Data or information?

lmcc007

Registered User.
Local time
Today, 17:37
Joined
Nov 10, 2007
Messages
635
Hi everyone,

I’m trying to understand building databases correctly; therefore, I am going back over Running Microsoft Access 2000 book.

I’m having some trouble understanding a section in the book on Building a Database, page 86.

Data or information?

You need to know the difference between data and information before you proceed any further. This bit of knowledge makes it easier to determine what you need to store in your database.

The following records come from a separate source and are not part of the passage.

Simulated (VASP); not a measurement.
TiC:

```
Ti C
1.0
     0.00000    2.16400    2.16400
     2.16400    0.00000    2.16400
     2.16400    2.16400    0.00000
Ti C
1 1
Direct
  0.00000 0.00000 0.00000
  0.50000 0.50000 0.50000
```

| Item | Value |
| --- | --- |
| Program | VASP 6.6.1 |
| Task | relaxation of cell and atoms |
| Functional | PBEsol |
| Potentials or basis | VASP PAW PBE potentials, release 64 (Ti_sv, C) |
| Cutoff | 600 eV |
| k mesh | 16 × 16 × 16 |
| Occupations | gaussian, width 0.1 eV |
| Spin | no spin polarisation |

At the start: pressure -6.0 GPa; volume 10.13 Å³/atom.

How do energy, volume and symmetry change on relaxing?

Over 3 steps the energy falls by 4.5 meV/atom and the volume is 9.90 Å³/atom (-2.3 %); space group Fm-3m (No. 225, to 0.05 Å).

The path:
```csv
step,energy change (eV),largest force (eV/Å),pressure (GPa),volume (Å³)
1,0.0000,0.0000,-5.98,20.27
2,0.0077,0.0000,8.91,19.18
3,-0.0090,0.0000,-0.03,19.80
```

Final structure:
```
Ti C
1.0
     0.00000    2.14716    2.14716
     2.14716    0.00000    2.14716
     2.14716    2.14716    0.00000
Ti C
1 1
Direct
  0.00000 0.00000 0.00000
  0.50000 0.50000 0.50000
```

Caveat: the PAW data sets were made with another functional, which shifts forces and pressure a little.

The difference between data and information is that data is the set of static values you store in the tables of the database, while information is data that is retrieved and organized in a way that is meaningful to the person viewing it. You store data and you retrieve information. The distinction is important because of the way that you construct a database application. You first determine the tasks that are necessary (what information you need to be able to retrieve), and then you determine what must be stored in the database to support those tasks (what data you need in order to construct and supply the information).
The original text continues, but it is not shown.